Chapter 12 Bankruptcy was added to the Bankruptcy Code in 1986 by the Bankruptcy Judges, United States Trustees, and Family Farmer Bankruptcy Act of 1986. The Act which went into effect on November 26, 1986 was to originally expire on October 1, 1993. However, it was extended a number of times without expiring until it was made permanent by the Bankruptcy Abuse Prevention and Consumer Protection Act of 2005 (BAPCPA).
The modification of the bankruptcy code by adding Chapter 12 Bankruptcy were intended as an emergency response to tightening agricultural credit in the early and mid 1980s. Chapter 12 provides additional benefits not available under Chapter 13 and Chapter 11. These benefits include higher debt ceilings than those under Chapter 13, and more advantageous exemptions. It enables financially distressed family farmers and fishermen to propose and carry out a plan to repay all or part of their debts.
Chapter 12 is designed for “family farmers” or “family fishermen” with regular annual income. The purpose of the requirement of a regular annual income is to ensure that the debtor’s annual income is sufficiently stable and regular to permit the debtor to make payments under a Chapter 12 plan. However, Chapter 12 makes allowance for situations in which family farmers or fishermen have income that is seasonal in nature. Only the debtor may file a petition under chapter 12 because relief under the chapter is voluntary.
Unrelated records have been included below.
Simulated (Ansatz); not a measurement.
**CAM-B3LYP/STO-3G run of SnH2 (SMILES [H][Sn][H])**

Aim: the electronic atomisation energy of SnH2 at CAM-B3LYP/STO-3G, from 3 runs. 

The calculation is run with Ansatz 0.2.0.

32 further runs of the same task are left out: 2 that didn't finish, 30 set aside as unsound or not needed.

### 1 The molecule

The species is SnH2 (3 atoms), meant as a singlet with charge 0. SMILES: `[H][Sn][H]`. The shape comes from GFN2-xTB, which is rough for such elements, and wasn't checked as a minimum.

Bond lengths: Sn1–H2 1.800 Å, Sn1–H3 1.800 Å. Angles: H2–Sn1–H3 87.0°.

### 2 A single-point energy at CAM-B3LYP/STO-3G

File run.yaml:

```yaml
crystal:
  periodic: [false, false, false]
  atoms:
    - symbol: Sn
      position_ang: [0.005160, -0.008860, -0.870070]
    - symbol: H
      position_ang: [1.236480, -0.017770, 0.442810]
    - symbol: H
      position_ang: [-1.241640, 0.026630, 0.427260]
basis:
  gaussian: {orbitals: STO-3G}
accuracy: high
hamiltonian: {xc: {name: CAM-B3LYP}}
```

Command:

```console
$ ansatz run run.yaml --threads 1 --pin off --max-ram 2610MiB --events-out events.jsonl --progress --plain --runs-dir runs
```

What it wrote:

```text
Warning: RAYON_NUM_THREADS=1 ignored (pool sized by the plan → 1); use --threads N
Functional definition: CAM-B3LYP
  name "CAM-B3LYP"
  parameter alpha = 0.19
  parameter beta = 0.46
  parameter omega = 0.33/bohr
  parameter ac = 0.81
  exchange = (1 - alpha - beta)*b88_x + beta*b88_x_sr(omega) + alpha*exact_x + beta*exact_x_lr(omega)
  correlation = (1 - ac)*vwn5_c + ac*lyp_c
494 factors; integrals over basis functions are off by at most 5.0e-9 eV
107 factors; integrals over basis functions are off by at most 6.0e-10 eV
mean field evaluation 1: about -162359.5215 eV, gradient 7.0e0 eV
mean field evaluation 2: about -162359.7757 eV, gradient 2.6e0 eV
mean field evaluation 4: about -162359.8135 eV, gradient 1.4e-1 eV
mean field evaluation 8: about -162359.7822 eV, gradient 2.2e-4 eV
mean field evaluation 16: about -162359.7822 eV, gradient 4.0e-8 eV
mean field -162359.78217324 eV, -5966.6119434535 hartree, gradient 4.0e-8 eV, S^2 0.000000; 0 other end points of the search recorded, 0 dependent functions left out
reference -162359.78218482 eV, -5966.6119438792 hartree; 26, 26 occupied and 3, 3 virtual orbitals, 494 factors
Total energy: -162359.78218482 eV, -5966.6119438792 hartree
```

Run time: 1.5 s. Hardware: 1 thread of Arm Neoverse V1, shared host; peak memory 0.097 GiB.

“Family farmers” and “family fishermen” fall into two categories under the Bankruptcy Code. They are;(1) an individual or individual and spouse and (2) a corporation or partnership. In order to qualify for relief under Chapter 12, Farmers or fishermen falling into the first category must meet each of the criteria listed in the code as of the date the petition is filed. The individual or husband and wife must be engaged in a farming operation or a commercial fishing operation and the total debts of the operation must not exceed $3,792,650 in case of a farming operation or $1,757,475 if a commercial fishing operation. At least 50% of the total debts of a family farmer and 80% of the total debts of a family fisherman must be related to the farming or commercial fishing operation. Also, more than 50% of the gross income of the individual or the husband and wife for the preceding tax year (or, for family farmers only, for each of the 2nd and 3rd prior tax years) must have come from the farming or commercial fishing operation.
In order for a corporation or partnership to fall within the category of debtors eligible to file as family farmers or family fishermen, it has to meet certain criteria. They are that more than one-half the outstanding stock or equity in the corporation or partnership must be owned by one family or by one family and its relatives and they must be conducting the farming or commercial fishing operation. Also, more than 80% of the value of the corporate or partnership assets must be related to the farming or fishing operation. The total indebtedness of the corporation or partnership must not exceed $3,792,650 in case of a farming operation or $1,757,475 in case of commercial fishing operation. At least 50% for a farming operation or 80% for a fishing operation of the corporation’s or partnership’s total debts, exclusive of debt for one home occupied by a shareholder, must be related to the farming or fishing operation. Additionally, if the corporation issues stock, the stock cannot be publicly traded.
Pursuant to Chapter 12, debtors propose a repayment plan to make installments to creditors over three to five years. A plan may not provide for payments over a period longer than five years in any circumstances. A debtor cannot file under Chapter 12 or any other chapter if during the preceding 180 days a prior bankruptcy petition was dismissed due to the debtor’s willful failure to appear before the court or comply with orders of the court or was voluntarily dismissed after creditors sought relief from the bankruptcy court to recover property upon which they hold liens.
A debtor under Chapter 12 or any chapter of the Bankruptcy Code may file for Bankruptcy only if such debtor received credit counseling from an approved credit counseling agency within 180 days before filing, either in an individual or group briefing. However, a debtor may be granted exceptions in emergency situations or where the U.S. trustee or bankruptcy administrator has determined that there are insufficient approved agencies to provide the required counseling.